Pan-Africanist American writer, historian, professor, and a pioneer in the creation of Africana studies and professional institutions in academia
Historian, Scholar, and Teacher
John Henrik Clarke - A Great and Mighty Walk
"Powerful people will NEVER educate powerless people
on what it means to take the power away from them.
The aim of powerful people is to stay powerful
by ANY means necessary." *
Born on January 1, 1915, in Union Springs, Alabama, as the youngest child to sharecroppers John (Doctor) and Willie Ella (Mays) Clark, he renamed himself John Henrik (after rebel playwright Henrik Ibsen) and added an "e" to his surname Clarke. With the hopes of earning enough money to buy land rather than sharecrop, his family moved to the nearest mill town, Columbus, Georgia. Clarke never formally attended high school, but attended Spencer High School due to overcrowding in the middle schools. Counter to his mothers's wishes for him to be a farmer, Clarke left Georgia in 1933 by freight train and went to Harlem, New York, where he pursued scholarship and activism.

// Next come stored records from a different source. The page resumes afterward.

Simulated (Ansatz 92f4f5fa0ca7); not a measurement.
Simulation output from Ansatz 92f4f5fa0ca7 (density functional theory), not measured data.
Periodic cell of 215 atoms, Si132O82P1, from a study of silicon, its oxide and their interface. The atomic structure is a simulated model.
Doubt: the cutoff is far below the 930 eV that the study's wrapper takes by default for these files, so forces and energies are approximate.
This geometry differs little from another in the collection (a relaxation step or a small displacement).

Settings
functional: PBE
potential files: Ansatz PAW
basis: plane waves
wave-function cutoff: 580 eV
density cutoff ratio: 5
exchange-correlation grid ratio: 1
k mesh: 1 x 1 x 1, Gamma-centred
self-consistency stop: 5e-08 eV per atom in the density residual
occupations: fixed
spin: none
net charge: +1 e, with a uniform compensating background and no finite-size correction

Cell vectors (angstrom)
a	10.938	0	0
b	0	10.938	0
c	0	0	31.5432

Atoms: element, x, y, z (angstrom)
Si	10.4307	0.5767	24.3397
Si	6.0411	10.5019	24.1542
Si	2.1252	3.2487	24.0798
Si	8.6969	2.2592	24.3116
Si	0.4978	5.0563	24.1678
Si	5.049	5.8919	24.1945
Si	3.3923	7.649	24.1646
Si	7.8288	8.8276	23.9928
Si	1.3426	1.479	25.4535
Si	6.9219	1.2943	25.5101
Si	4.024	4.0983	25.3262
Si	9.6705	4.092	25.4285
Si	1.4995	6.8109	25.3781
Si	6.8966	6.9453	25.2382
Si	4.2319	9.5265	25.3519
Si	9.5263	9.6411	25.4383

Clarke developed as a writer and lecturer during the Great Depression years. He joined study circles such as the Harlem History Club and the Harlem Writers' Workshop. He studied history and world literature at New York University, at Columbia University and at the League for Professional Writers. He was an autodidact whose mentors included the scholar Arturo Alfonso Schomburg. At the age of 78, Clarke obtained a doctorate from the non-accredited Pacific Western University (now California Miramar University) in Los Angeles. The New York Times noted that Clarke's ascension to professor emeritus at Hunters College was "unusual...without benefit of a high school diploma." The Times also acknowledged that "nobody said Professor Clarke wasn't an academic original", but nonetheless referred to him using the honorific prefix "Mr" rather than "Dr".
In the 1960's, Clarke advocated for studies on the African-American experience and the place of Africans in world history. He challenged academic historians and helped shift the way African history was studied and taught. Clarke was "a scholar devoted to redressing what he saw as a systematic and racist suppression and distortion of African history by traditional scholars." He accused his detractors of having Eurocentric views.
Besides teaching at Hunter College and Cornell University, Clarke was active in creating professional associations to support the study of black culture. He was a founder and first president of the African Heritage Studies Association with Leonard Jeffries, which supported scholars in areas of history, culture, literature and the arts. He was a founding member of other organizations to recognize and support work in black culture: the Black Academy of Arts and Letters and the African-American Scholars' Council.
Dr. Clarke was most known and highly regarded for his lifelong devotion to studying and documenting the histories and contributions of African peoples in Africa and the diaspora.
Dr. Clarke is often quoted as stating that "History is not everything, but it is a starting point. History is a clock that people use to tell their political and cultural time of day. It is a compass they use to find themselves on the map of human geography. It tells them where they are, but more importantly, what they must be."
His writing included six scholarly books and many scholarly articles. He edited anthologies of black writing, as well as his own short stories, and more general interest articles. He was co-founder of the Harlem Quarterly (1949–51), book review editor of the Negro History Bulletin (1948–52), associate editor of the magazine Freedomways, and a feature writer for the Pittsburgh Courier and the Ghana Evening News.
"Egypt gave birth to what later would become known as 'Western Civilization,' long before the greatness of Greece and Rome."
John Henrik Clarke
"Africans in the United States must remember that the slave ships brought no West Indians, no Caribbeans, no Jamaicans or Trinidadians or Barbadians to this hemisphere. The slave ships brought only African people and most of us took the semblance of nationality from the places where slave ships dropped us off."
John Henrik Clarke
"The first light of human consciousness and the world's first civilizations were in Africa."